I rode the Dirty Kanza 200 last weekend. It’s a 200 mile gravel road race with exploding popularity. What started as 36 people starting in a parking lot a few years ago grew to 420 men and women of all ages riding the 2012 race. That’s right, men and women racing alongside each other. Rebecca Rusch would go on to finish 3rd overall. The race was a legend from the first year. The initial race reports caught my eye, and the sheer scale of the course was alluring. I read every DK200 article I could find, including reports from Adventure Monkey, Corey Godfrey, Joe Meiser, Tim Ek, Matt Gersib, and countless others. I rode gravel roads around Denton, I mountain biked, I measured water consumption in summer heat. I obsessed about all the details of the bike setup.

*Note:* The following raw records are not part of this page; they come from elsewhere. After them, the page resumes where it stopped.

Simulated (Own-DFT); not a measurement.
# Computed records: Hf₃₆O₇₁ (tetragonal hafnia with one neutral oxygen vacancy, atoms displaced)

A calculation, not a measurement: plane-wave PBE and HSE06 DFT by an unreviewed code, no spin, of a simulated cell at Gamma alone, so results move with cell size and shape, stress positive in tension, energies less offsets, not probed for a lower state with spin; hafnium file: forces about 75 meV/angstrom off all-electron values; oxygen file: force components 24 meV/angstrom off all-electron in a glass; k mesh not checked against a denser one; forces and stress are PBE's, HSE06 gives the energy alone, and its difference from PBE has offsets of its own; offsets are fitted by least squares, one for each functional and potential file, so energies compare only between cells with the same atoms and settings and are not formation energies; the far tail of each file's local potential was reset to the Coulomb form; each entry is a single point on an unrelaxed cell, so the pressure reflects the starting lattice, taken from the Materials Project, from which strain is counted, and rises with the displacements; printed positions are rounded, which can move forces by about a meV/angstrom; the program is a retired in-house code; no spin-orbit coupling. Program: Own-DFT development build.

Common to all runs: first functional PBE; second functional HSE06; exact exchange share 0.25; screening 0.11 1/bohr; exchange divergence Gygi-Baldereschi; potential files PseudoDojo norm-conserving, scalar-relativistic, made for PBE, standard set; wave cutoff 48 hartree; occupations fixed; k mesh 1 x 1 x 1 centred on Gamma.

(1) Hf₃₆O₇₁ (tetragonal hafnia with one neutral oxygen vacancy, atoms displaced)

I rode a Surly Cross Check, and it seemed like the field was split 50/50 between mountain bikes and cyclocross bikes. I also saw a few tandems, a fat bike, and quite a few single speeds. Most people simply rode comfortable, familiar bikes. I’ll save the nerdy bike-setup stuff for the end of this post, so I can talk more about my experience.
Why would someone want to ride the DK200? It’s beautiful. Astonishingly so. To be honest, I never knew central Kansas was this vast, open, undeveloped, and filled with endless gravel roads. If you look at the course maps, you’ll see a patchwork of unmaintained (aka desirable) gravel roads that you could infinitely vary routes through. There ain’t much civilization between checkpoints, and that’s how I like it. I hardly saw any houses or cars over the 200 miles. I35 is a toll road through the region, so the countless cement bridges over I35 don’t have exits. There’s no development. No suburbs, no outlet malls, and hardly even a farmhouse. The landscape is rolling prairie and huge hills, vast, without visual interruption. Missing are the pockmarked myriad of gas well sites in Denton county. It seems like the “limitless and lonesome prairie” that Walt Whitman wrote about in Song of Myself. Heartland. Distinctly American terrain, classic.
Why else would someone want to ride the DK200? To accomplish something seemingly impossible. We choose a path of suffering for the promise of a proportional reward, satisfaction. Once you’ve finished it, you’ve always-already finished it. You can’t unfinish it. To embrace the DK200 is to accept unpredictable variables beyond your control: weather, flats. Even with this year’s fantastic weather, everyone had to dig deep to finish. It’s never easy. Judging by the 200+ finishers, the attrition rate was much better than previous years, because we didn’t get high temperatures or disastrous storms this time. Last year had both.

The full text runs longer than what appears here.